T-SQL Tuesday #43 – Hello, Operator?

In this iteration of T-SQL Tuesday, Rob Farley came up with a really good topic about Plan Operators.  While I do enjoy taking the opportunity during T-SQL Tuesday to tell a personal SQL story and relate it to the topic, I will actually use this opportunity to expand my academic knowledge of SQL Server Plan Operators.  Although I have seen almost all of the plan operators in my own SQL development experience, there has been one in particular that I have really never researched: The Eager Spool.

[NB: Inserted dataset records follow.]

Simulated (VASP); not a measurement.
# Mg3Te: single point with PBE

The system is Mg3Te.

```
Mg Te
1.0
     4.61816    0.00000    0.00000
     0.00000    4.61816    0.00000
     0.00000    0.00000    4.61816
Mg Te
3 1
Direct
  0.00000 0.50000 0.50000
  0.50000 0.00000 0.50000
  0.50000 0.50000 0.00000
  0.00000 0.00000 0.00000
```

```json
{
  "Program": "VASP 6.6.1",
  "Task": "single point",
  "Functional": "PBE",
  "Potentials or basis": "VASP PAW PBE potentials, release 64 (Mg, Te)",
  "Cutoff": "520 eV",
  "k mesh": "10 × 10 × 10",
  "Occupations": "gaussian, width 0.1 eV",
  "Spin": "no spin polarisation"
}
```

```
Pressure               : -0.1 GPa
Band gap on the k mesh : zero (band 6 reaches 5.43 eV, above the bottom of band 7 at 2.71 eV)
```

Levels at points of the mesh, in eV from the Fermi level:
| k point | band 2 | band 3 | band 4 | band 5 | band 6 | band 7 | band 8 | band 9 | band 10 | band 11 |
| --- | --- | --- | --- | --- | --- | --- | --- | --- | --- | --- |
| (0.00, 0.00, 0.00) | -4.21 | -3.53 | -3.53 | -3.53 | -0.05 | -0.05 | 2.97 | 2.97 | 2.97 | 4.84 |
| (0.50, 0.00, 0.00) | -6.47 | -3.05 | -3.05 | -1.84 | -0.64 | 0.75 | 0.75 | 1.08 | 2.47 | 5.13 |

SQL Server uses several operators to build a query plan and return the result set.  This happens in Query Optimizer and is seen in the Execution Plan immediately after executing a SQL statement.  Like the print spooler in the Windows OS, the Query Optimizer uses a series of spoolers to fetch data from varying records into an intermediate result set in tempdb.  Don’t worry though – the lifetime of the intermediate result set in tempdb only lasts as long as the query is executing, so overhead should be light.

Taking this one step further, the Eager Spool performs an additional operation that allows the intermediate result set to be “primed”, in essence, so as to facilitate a quicker execution of the next operation.  In other words, this spool operator eagerly awaits the next operation so it will fill the intermediate result set in tempdb.  If the next operation turns out to be the final result set, or the result set of the eager spool is not needed (result set needs to be rebinded to another operator), the result set in tempdb is removed.  However, if the next operation is in need of the result set produced by the eager spool in tempdb, the first record in the result set is used to perform the operation and each record thereafter (a process referred to a rewinding the spool).  An added benefit to the rewinding operation is that the result set does not need to be rebinded, thus cutting down on reload time of the result set.

To illustrate this, let’s create a simple table and perform an update using a non-clustered index.  First, our table and index:

CREATE TABLE SalesPeople (
    Region int
    ,Territory int
    ,SalesPerson varchar(200)
);

CREATE NONCLUSTERED INDEX IX_SalesPeople_Territory ON SalesPeople(Territory);

Now, let’s populate it with some sample data:

DECLARE @index int;
SET @index = 20;
WHILE @index < 30
BEGIN
    INSERT INTO SalesPeople(Region, Territory, SalesPerson)
    VALUES (1, @index, 'Oliver');
    SET @index += 1;
END

TSQL Tues #43 Table 01

So far, so good.  Now here is where the magic happens.  By using a query hint in the UPDATE, we force the query optimizer to prime the intermediate output using the eager spool.  This allows the update to happen on a row-by-row basis in tempdb.

UPDATE SalesPeople
SET Territory = 40
FROM SalesPeople WITH(INDEX = IX_SalesPeople_Territory);

TSQL Tues #43 Output 01

TADA!

While the eager spool, and any SQL spool for that matter, may seem impressive enough to use in every query instance, it is worth noting to use query hints sparingly.  Whereas the eager spool may help with large DML operations, it may hurt in other areas of index and schema maintenance.  As a general rule of thumb, just let the query optimizer determine when to spool – it knows best!

One of the key points to remember here is that the Eager Spool is a logical operator.  That is to say it will illustrate the operation to be performed rather than performing the operation itself.  The execution of the logical operator is left to the physical operators of the execution plan.  Personally, I like to think of these operators in terms of electrical circuits: logical operators are to logic gates as physical operators are to transistors.  Really brings the whole picture full circuit, wouldn’t you agree?